BORROW, LEND, RENT, USE – Learn how to differ the 4 “taking” verbs
This lesson curly-haired Ronnie explains the difference between the often confused verbs of taking sth for temporary use. She starts with writing the quote with “neither… nor” as double negation meaning “none”.
Neither a borrower nor a lender be.
“To borrow sth from sb” means to take home free for temporary use. Who can give us anything for a while? Of course, our relatives and friends. When we need sth, we ask sb close for it:
Mom, can I please borrow your car?
“To lend sb sth” means the opposite of borrow – to give sb in need sth free for a time. So the question can be paraphrased as:
– Mom, can you please lend me your car?
– OK, you can borrow.
“To rent sth from sb / at somewhere” means to buy for a time. So it’s paid borrowing. We usually rent DVDs and cars. We can borrow DVDs (and, of course, books) only in rare places like libraries.

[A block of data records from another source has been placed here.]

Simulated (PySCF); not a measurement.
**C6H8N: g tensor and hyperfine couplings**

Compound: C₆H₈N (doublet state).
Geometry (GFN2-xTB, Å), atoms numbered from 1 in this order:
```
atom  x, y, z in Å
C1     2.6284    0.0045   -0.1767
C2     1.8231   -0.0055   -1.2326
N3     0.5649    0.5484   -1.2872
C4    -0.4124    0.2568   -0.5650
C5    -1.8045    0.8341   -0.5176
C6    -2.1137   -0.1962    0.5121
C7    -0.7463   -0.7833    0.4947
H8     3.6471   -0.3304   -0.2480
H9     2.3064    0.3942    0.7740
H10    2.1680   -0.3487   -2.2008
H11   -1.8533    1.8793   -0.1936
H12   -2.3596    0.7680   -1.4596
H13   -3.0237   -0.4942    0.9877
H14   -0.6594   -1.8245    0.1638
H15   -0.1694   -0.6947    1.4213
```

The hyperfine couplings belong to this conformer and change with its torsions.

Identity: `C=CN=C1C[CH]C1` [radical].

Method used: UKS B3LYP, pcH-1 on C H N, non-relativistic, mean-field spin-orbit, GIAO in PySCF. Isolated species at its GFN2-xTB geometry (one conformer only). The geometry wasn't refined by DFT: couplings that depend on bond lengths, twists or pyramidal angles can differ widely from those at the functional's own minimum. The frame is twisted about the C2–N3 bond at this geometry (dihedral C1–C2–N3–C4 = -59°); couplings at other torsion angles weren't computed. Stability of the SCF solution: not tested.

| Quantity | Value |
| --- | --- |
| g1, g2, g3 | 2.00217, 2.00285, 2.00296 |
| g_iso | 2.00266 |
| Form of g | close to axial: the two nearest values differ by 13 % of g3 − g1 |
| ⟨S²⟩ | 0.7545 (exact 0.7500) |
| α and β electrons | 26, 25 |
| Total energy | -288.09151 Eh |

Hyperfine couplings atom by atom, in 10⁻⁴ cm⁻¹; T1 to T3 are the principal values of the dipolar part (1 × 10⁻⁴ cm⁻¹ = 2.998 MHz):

I’d like to rent these 3 disks for a week.
Like in borrowing, using is taking sth for use. But using a thing doesn’t guarantee its returning which is inherent in borrowing. Moreover, when asking a classmate to use, say, his pen, we may forget to give it back. So people don’t literally use their acquaintances’ cars, they borrow them. And there’s no saying like “Can I borrow your toilet?” Instead we ask to use it:
Can I use your toilet?
So the tagline’s moral above is advice not to borrow anything or lend it especially money.